Today when replacement boilers are constructed 1/2" tubing is used for the flues (either heavy walled Type-K copper or high-pressure steel hydraulic tubing). Generally 18-gauge wall or heavier tubing is used (18-gauge is equivalent to 0.049" wall thickness while 16-gauge is equivalent to 0.065" wall thickness). The flue-to-flue spacing is usually increased to 7/8". The flue sheets are constructed of 3/8" boiler steel while the side shell is rolled from 3/16" boiler steel. Stanley boilers do not require boiler inspections since they are used on highway vehicles that are exempted (if strict interpretation of the boiler code were applied to automotive vehicles then the high pressures present in internal combustion engine cylinders, tires, and other systems would also need to be regulated).
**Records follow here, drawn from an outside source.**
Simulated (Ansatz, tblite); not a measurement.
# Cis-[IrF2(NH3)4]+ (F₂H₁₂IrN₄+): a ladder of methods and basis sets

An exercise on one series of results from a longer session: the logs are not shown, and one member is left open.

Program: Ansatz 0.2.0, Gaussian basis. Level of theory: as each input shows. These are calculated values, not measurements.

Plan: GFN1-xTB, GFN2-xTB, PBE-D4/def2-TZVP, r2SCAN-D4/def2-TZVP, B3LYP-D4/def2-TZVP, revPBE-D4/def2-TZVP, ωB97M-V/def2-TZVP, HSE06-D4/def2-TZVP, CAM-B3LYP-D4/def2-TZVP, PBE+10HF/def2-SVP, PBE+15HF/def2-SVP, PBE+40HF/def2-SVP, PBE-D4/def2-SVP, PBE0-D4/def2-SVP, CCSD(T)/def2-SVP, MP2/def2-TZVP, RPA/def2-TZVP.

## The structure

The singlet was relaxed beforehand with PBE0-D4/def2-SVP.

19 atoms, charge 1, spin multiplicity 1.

Stanley boilers operate at 600 PSIG pressures. If one calculates the force exerted on the total surface area of a flue sheet (the area between each of the flues) the numbers reveal over 80 tons of force are present on a 23" diameter boiler flue sheet. However the quantity of flues connecting the two flue sheets together act as stay bolts which are found in industrial, locomotive, and similar boiler constructions. A 23" diameter boiler can have between 550 and 700 flues depending on the flue-to flue spacing. Each of these flues provides support to the flue sheet against the steam pressure contained the boiler.

If the shell of a Stanley boiler were designed for the pressure contained in the boiler it would end up being an inch or more thick. The steam pressure within the boiler acting on the steel of the shell generates tensional lateral bursting stresses approaching 11 tons per square inch. This would make the boiler way too heavy for the car and not practical. As a way to keep the boiler light the shell thickness is reduced and then wrapped with wire for strength. Thus the Stanley boiler is built along the lines of some early artillery cannons where the barrels were wrapped with wire for strength.  A replacement Stanley condensing car boiler (steel tubes welded to the bottom flue sheet) is shown at right having its third layer of wire wound.  Stanley boilers are wrapped with high tensile strength wire having at least a minimum tensile strength of 300,000 pounds per square inch. At least three layers (although two layers are sufficient by calculation) and sometimes four are applied. This provides the boiler shell with great strength at a minimum of weight. The wire used for wrapping a boiler is 0.054" diameter minimum. Depending on the height of the boiler the wire length can for a single layer can vary. A 23" diameter by 16" high boiler can consume 1,600 feet of wire per layer or nine-tenths of a mile total.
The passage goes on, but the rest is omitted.